The School is Flat
I'm out of the house unusually early this morning, as Thomas Friedman is speaking at Castilleja School, and my wife managed to get me a ticket.
As an historian interested in Silicon Valley, I'm fascinated by Castilleja. More than any other place, it's given me a sense of just how tightly-knit the area's elites are: for all its global reach and influence, the Valley is still a bunch of small towns, knit together by schools, churches, volunteer organizations, and all the things that turn groups of people into communities. I come to events here, and the parents include people who were recently on the cover of Business Week or Wired. The real power scene isn't Stanford or Sand Hill Road; it's the line of parents waiting to pick up their kids from Menlo or St. Joseph's or Casti.
The students are in their dress whites this morning. Since they're normally in dress blue, it actually isn't that much of a step up in sartorial splendor, but it's a nice gesture. It's hard to raise a bar that's already high. Friedman is pretty high-profile, but the school has a constant parade of Macarthur genius prize-winners, Nobel laureates, people who used to have Secret Service details, and other generally fascinating people who come and speak to the students. (It's hard to raise the bar....) If, as I've sometimes heard, middle school here is like high school in most other schools, the speaker series rivals that of many colleges.

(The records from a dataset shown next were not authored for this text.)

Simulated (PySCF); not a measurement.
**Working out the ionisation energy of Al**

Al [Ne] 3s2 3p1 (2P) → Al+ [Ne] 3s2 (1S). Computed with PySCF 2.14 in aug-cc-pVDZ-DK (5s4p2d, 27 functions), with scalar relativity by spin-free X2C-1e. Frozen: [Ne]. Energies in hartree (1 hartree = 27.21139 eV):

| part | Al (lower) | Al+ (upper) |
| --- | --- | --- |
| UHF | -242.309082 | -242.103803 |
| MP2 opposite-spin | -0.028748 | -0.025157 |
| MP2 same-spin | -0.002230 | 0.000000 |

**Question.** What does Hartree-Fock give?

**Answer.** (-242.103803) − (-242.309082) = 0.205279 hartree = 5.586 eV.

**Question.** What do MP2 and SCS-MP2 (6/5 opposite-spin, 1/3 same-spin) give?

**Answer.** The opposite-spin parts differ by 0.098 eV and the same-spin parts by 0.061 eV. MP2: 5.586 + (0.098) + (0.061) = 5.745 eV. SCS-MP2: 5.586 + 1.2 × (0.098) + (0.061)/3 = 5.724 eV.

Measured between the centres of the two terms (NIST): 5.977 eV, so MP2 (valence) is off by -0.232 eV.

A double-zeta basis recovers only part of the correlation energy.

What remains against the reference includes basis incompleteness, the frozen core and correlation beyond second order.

Introduction.... actually being done by one of the students. That's cool. She started an NGO that does relief work in Africa. Okay, that beats my vice presidency of my high school chess club (two years in a row). Would my high school record even get me into community college today?
Friedman's up now. Some anecdotes... why the world is flat... some more anecdotes... references to Lexus and the Olive Tree... I've posted the rest of the talk on Future Now.
Q&A is restricted to students. Love it: I recognize half a dozen CEOs and VCs, people who normally are the center of attention, and they're sitting in the back, listening. And not grumbling. Here, they're just parents.